How to Write a Good CV
Now more than ever it's vital to create the right first impression when applying for a job.
You often only get one opportunity with a company so make sure you give it your best shot. Our candidates don't usually need to be told how to write a CV - but it helps to observe these points.
- The goal is to stand out from other candidates - but by having a good CV and showing your expertise, not through unusual formatting or vibrant colours. Focus on content and readability.
- Keep your CV to two or three pages. Imagine you're a busy hiring manager and you have 50 CVs to read: do you want them to put your long CV aside for if/when they have more time to read it? If your CV is long, edit ruthlessly, focusing on more recent details.
- Be sure to give your degree grade, and grades of your A levels (or equivalent). If you don't state them, people tend to assume the worst.
- List your academic and work experience back to age 18 in reverse chronological order.
- There should be no unexplained gaps - if you were unemployed, travelling, or if you returned to full-time education, please say so.
- Give dates to the nearest month, eg March 2015 - July 2016. (If you put just 2015 - 2016 this could mean two weeks or two years.)
- For each job, include the company name, city and country, industry sector, and your job title.
- Consider stating why you moved jobs, and if possible how each move advanced your career.
- Most importantly, focus on what you personally did in each role. Our clients want to know what you've done and how you did it.
- If you've used specific technologies, that's great - but do include details of what you did especially where relevant to the job you're applying to.
Top CV Howlers
Some of these might sound a bit implausible, but in our time at ecm we have seen some truly creative mistakes in CVs. Hopefully you’ll avoid these pitfalls...
Getting off on the Wrong Foot
Most people think it’s not necessary to put "CV" or "Curriculum Vitae" at the top of the CV. But if you do choose to do so, for heaven’s sake don’t (as applicants to ecm have) put "Curriculam" or "Vita". And please, please, don’t mistype your own surname; it has happened.

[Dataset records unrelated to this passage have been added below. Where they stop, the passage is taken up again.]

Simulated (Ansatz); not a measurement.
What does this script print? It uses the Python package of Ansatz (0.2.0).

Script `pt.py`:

Your job title won’t be "Principle Engineer", it’ll be "Principal Engineer." This is another one where a spell checker won’t help, I’m afraid, although a dictionary might.
Hostages to Fortune
You might get away with the odd mistake – we’re all human after all – but try not to compound the error, or set yourself up for a fall. At ecm we’ve been particularly struck by one CV littered with typos, where at the end the author listed his hobbies as including "proofreading”, and another where the applicant claimed “excellent attention to detrail”.
"I was a qualified meths and science teacher..."
"I understand the concepts of object oriented programming including massage passing..."
"I have excellent social kills..."
Okay, there are some amusing mistakes here, but the bottom line is this: We know you are a great candidate. You know you are a great candidate. But you still need to convince the hiring company. Or at least give them enough evidence to invite you to interview. Some companies might not care too much about grammar, spelling, punctuation and consistency – but why give them a reason to reject your application when all that’s needed is a little extra care?
In conclusion, if you remember nothing else, remember this: do not rely on a spell checker.